Accidents commonly occur on property or land owned by somebody else.

We call these “occupiers’ liability claims” (https://www.legislation.gov.uk/ukpga/1984/3).

They include all sorts of accidents in all types of places, such as slipping in a supermarket or tripping in a park, an accident in a children’s play area, a shop, or a garage.

In such cases, the Occupiers Liability Act 1957 will be relevant.



Owners/occupiers of premises have a duty to take reasonable care for the safety of people who are on the premises.

If there is a dispute about whether somebody is an occupier or not, we look to who controls the premises.

The duty is to take such care as in all the circumstances is reasonable to ensure that any visitor to the premises will be safe for the purpose for which they are invited or permitted to be there.

Those responsible for premises need to carry out risk assessments. They need to take steps to ensure that if there are any risks, they are reduced or eliminated. For example, a supermarket should have a policy of inspecting the store and dealing with spillages or trip hazards. This is why you often hear on the tannoy an announcement for the instore cleaner to make their way to an aisle to clean up a spill. If the supermarket did not take steps to clean a hazard immediately and an accident happened, they would be responsible for any injury caused.  Moreover, the occupier should have a system of regular inspections.

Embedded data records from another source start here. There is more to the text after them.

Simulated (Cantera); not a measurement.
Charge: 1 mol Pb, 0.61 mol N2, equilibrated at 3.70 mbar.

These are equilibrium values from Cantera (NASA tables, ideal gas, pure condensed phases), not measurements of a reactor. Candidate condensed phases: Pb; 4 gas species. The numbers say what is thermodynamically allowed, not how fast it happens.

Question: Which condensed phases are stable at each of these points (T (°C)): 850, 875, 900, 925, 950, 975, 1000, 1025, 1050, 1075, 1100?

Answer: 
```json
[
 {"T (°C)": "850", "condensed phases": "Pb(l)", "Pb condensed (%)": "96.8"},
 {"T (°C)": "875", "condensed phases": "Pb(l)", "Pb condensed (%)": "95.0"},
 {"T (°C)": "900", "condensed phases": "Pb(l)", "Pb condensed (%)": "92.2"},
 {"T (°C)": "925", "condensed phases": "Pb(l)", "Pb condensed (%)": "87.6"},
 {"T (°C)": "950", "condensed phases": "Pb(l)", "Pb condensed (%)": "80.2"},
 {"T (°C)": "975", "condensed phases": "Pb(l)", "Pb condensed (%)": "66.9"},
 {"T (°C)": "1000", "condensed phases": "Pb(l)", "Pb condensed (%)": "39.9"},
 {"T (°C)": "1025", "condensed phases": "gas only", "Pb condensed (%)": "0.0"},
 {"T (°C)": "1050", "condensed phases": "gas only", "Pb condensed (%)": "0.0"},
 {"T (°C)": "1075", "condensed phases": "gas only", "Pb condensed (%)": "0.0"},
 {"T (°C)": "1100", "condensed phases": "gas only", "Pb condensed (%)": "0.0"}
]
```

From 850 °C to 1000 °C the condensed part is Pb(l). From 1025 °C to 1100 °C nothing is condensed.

If there is a play area in a park, the equipment must be regularly inspected and repaired. Warning signs should be put up where necessary.

If the entrance to a shop can get wet when it rains, a reasonable system would include a suitable anti-slip mat, a wet floor sign and a regular system of inspection and cleaning.

Certain things are looked at when deciding whether there may have been negligence :

  1. The nature of the danger;
  2.  The seriousness of the risk of injury;
  3. The cost of steps to avoid the danger;
  4. Any warning of the danger.

A shop or store invites people into the premises for the purpose of purchasing goods. Lots of people will come and go. If it is obvious that rainwater builds up, then the duty to keep an eye on that is clear. Steps to avoid such a danger are not costly. A mat, a warning sign, regular inspections. Failure to do this would point to negligence.

CCTV can prove useful as well. Not only of any accident itself but also, for the day in question as a whole. If the occupier suggests that it has a reasonable system in place then the CCTV will shed some light on that. Did they inspect the floor before the accident? How often? Was there a wet floor sign up?

Other types of accidents might involve trip/slip hazards. For example, a set of steps which do not have anti-slip edging, or an oil spillage on the floor in a garage, or a broken step, or even ice on a shop/store car park where no gritting has taken place. The same principles will apply. Risks must be assessed and action taken to prevent accidents. If the occupier is unable to provide evidence of a reasonable system of inspection, maintenance and repair, then negligence may be found.

We understand that such accidents can have a serious impact upon you. Not only in relation to an injury but also, they can cause you to take time off work and suffer lost earnings.